India’s retail inflation rate decreased to 6.83% in August 2023, down from a 15-month high of 7.44% in July. This drop was primarily due to lower food prices, particularly in vegetables. However, it remains above the Reserve Bank of India’s medium-term inflation target range of 4+/-2%. Inflation, the rise in prices over time, erodes purchasing power. India uses two key indices to measure inflation: the Consumer Price Index (CPI) for retail prices and the Wholesale Price Index (WPI) for wholesale-level price changes. The country’s GDP growth outlook faces challenges due to slowing global economy, high oil prices, and climate change.

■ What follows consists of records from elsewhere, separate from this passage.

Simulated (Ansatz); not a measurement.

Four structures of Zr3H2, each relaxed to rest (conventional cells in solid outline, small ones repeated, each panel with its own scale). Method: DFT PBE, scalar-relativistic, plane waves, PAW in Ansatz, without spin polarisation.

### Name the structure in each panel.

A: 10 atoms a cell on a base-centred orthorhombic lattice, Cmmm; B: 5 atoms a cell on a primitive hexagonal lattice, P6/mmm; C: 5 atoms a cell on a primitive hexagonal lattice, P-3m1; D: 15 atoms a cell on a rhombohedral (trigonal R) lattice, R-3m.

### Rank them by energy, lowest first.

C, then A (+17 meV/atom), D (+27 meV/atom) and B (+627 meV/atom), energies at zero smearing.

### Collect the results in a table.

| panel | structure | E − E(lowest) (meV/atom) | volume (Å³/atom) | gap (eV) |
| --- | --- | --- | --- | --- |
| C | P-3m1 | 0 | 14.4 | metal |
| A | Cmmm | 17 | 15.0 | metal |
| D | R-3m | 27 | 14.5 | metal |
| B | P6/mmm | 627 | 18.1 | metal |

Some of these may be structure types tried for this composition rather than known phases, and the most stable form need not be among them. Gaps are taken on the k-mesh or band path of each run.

Facts/Terms for UPSC Prelims
- Consumer Price Index (CPI): The CPI is a measure that tracks the average price changes of a basket of goods and services at the retail/consumer level. It is a crucial indicator used to assess inflation’s impact on the average consumer’s cost of living.
- Wholesale Price Index (WPI): The WPI is an index that monitors and records price fluctuations of goods at the wholesale level before reaching retail markets. It helps gauge inflationary pressures in the early stages of the supply chain.
- Monetary Policy Committee (MPC): The MPC is a committee established by the Reserve Bank of India (RBI) responsible for setting India’s benchmark interest rate and ensuring price stability. It was formed to bring transparency and accountability to the monetary policy decision-making process.
- Potential GDP Growth Rate: The potential GDP growth rate is the sustainable rate at which an economy can expand without causing excessive inflation. It represents an economy’s capacity for growth without overheating.
- Inflation Targeting: Inflation targeting is a monetary policy framework in which a central bank, like the RBI, sets specific inflation targets as its primary policy objective. The goal is to maintain price stability within a predefined range to support economic growth.